Humanities Faculty: Religious & Moral Education

In R.M.E. we are using Microsoft Teams to support learning. S2 and S3 R.M.E. classes should work on the tasks set on Teams. PowerPoint slides, learning and activity booklets and worksheets will be made available in the files section.

Miss Plenderleith will update with tasks weekly to allow you to follow your usual timetable of one R.M.E. period a week.

R.M.E. suggested reading and film lists are also available on Teams. Other useful websites:





Religious, Moral and Philosophical Studies offers an opportunity to examine facts and beliefs from the main world religions. Pupils are also encouraged to consider their own personal beliefs and values, the reasoning behind them and why these beliefs matter.


The course begins by considering human uniqueness and commonality and, within that context, to recognise the difference between and importance of facts and beliefs. Pupils examine some religious beliefs about God and about life after death. They learn a little about the Buddhist approach to belief before completing a unit of work encompassing the many facets of worship.
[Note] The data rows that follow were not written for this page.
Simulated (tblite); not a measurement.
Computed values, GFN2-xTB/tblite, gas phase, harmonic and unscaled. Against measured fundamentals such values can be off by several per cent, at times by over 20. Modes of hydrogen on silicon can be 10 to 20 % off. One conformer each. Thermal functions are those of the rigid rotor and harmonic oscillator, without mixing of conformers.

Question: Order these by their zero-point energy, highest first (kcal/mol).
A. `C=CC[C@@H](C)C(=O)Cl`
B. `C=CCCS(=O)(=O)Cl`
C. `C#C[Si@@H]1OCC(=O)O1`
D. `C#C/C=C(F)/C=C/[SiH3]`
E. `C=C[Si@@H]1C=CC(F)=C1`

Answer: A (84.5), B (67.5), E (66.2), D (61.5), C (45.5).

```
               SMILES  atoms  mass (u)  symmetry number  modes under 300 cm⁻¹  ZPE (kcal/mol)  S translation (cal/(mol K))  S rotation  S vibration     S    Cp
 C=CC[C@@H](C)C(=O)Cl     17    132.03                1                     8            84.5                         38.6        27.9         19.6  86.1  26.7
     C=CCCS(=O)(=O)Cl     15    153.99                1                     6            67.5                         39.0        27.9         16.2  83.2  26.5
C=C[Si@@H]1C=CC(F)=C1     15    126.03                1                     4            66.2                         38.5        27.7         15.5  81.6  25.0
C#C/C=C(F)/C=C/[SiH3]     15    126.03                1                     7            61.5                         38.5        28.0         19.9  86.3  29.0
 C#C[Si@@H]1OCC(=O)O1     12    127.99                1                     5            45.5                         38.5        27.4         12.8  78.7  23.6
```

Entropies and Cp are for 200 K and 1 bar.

Pupils study basic morality, thinking about the importance of rules and guidance, both religious and secular, in society. Pupils also examine the life and teaching of Jesus. They take part in the ‘Inspire-Aspire’ national poster campaign where they reflect on their personal values, both at present and for the future .


Pupils continue a broad general education in RMPS by taking part in the Youth and Philanthropy Initiative (www.goypi.org for further information) which requires engagement with charities addressing local social needs. Then pupils study some beliefs and practices in Islam.


Pupils complete a National 4/ National 5 unit on Morality and Belief.  This requires them to look at issues surrounding conflict from both religious and non-religious viewpoints. Pupils study why countries go to war, the effects and results of war, Just War Theory, pacifism and current peace-keeping efforts. Pupils are expected and encouraged to develop and justify opinions of their own.